I can’t sit still for long, I try to stay in one place for an extended period of time and it just makes me feel anxious. I am always thinking of future holiday destinations and daydreaming about where I want to go next.
My current obsession is South America, in particularly, Argentina. I went to an incredible Argentinian barbeque recently and while I was being rolled out the front door, my mind started swirling around ideas of how I could recreate many of the brightly coloured, punchy dishes in my own kitchen.
As you can imagine, a barbeque joint is going to be packed to them brim with meat so I wanted to dream up something a little lighter but still with that South American kick. Taking inspiration from the vibrant buildings and streets of downtown Buenos Aires, the tropical flavours that come with year round sunshine, and what I could find scrounging around the kitchen cupboards, I whipped up a quick tamarillo salsa.
Tamarillos are such a wonderful fruit; tart and oozing with dark orange blood, hands stained purple from scraping the soft flesh out of its casing is a sensation that fills me with childhood nostalgia. Their flavour is also a perfect contrast to the sweetness of salsa’s primary ingredient; tomatoes.
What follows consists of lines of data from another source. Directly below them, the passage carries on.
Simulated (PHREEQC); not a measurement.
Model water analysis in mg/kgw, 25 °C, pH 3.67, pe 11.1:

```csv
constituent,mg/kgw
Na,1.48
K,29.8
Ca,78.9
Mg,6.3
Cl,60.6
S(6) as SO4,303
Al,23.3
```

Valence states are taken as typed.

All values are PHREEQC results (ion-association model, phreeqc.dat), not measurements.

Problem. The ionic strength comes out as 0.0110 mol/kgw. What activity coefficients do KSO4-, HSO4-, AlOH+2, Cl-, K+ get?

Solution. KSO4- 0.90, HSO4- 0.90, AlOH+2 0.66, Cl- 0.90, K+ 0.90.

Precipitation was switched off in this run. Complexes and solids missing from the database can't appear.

Dice three small tomatoes, or a handful of cherry tomatoes, if the seeds are quite watery then discard them. Dice the flesh of one tamarillo, and ¼ of a red onion for a sharp flavour and an added pop of colour. Add them to the tomatoes. Dice one red chilli or ¼ of a red bell pepper; which you choose depends on how spicy you want it – if you’re not a spice fiend then use the bell pepper as it possessed a similar flavour to the chilli without the fieriness.
Add the juice of ½ a lemon or lime, a drizzle of olive oil, a tablespoon of rock salt and another of raw sugar, add a teaspoon of smoked paprika for an optional extra kick if you so desire.
Combine well and leave in the fridge to marinate for at least an hour – the longer you leave it, the more time the flavours have to combine and meld together – after a day you can hardly distinguish between the tiny cubes of pepper, tamarillo and tomato.
This is a wonderful accompaniment to steak, lamb or chicken, or even heaped onto a piece of toasted ciabatta for a tropical bruschetta fusion.